The virtue of balancing the budget is that it forces people to weigh the benefits of government against the costs. It's a common-sense standard that people intuitively grasp. If the Deficit Commission is serious, it will set a balanced budget in 2020 as a goal, allowing time to phase in benefit cuts and tax increases.And Here, David Ranson explains a very inconvenient truth about tax rates and tax revenue collected. BHO and his crew will do well to learn a bit more about Hauser's Law, even if they are too arrogant to learn anything about reality.
In a fundamental way, the budget is always in balance. That's just double entry bookkeeping. The fundamental equation of accounting is Assets = Liabilities + Owners' Equity. This equation cannot fail to be true, since it is a mathematical identity. But it can be made to appear to be false through the magic of fiat money, a central bank, and government borrowing.

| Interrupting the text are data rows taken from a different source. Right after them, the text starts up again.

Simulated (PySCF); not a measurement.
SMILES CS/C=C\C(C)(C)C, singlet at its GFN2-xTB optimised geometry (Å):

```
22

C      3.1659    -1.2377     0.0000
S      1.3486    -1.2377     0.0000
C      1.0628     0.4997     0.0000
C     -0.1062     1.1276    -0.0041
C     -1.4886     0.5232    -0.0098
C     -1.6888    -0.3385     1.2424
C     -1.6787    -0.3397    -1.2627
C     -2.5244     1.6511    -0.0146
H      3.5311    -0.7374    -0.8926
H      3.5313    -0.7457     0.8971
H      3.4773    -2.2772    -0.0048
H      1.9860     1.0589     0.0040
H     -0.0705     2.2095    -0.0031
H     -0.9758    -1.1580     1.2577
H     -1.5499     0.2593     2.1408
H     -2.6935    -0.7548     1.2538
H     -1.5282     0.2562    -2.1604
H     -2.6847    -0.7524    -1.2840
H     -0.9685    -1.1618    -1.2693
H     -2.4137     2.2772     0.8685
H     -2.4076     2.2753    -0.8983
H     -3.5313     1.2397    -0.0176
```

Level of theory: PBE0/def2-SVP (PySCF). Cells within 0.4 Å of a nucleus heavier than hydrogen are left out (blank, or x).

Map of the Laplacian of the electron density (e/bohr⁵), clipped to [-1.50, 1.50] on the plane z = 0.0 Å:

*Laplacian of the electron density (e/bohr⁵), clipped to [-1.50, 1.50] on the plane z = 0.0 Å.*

But still, in a fundamental way, the budget must always be in balance because you cannot borrow what has not already been produced, as I have explained on several occasions in this blog. Here, for example. In other words, Aggregate Borrowing = Aggregate Saving within any economic system.
So, what gives when the U.S. Treasury (with the help of the Fed) seemingly borrows more than has been produced? Look at the fundamental equation of accounting for the answer. If Assets (the value of stuff that has been produced) is any particular number, and if Liabilities (i.e., U.S. Treasury borrowing) rises, then owners' equity must fall.
Whether it's Greece or the United States of America, when governments attempt to borrow what has not yet been produced, owners' equity must fall. Guess what, folks; it is we who are the owners! What we think we own is simply stolen.
How, you ask, is it stolen? Two ways; inflation and falling asset prices. So far, the Fed has managed to keep inflation slow enough over the past 20 years or so that no one is howling about it. But inflation has been persistent and serious over that 20-year period. And people were certainly howling when their 401(k) stock portfolios plummeted in value and when they went upside down on their home mortgage.
Move over, Greece; we are on the way, and we are the big dog in town.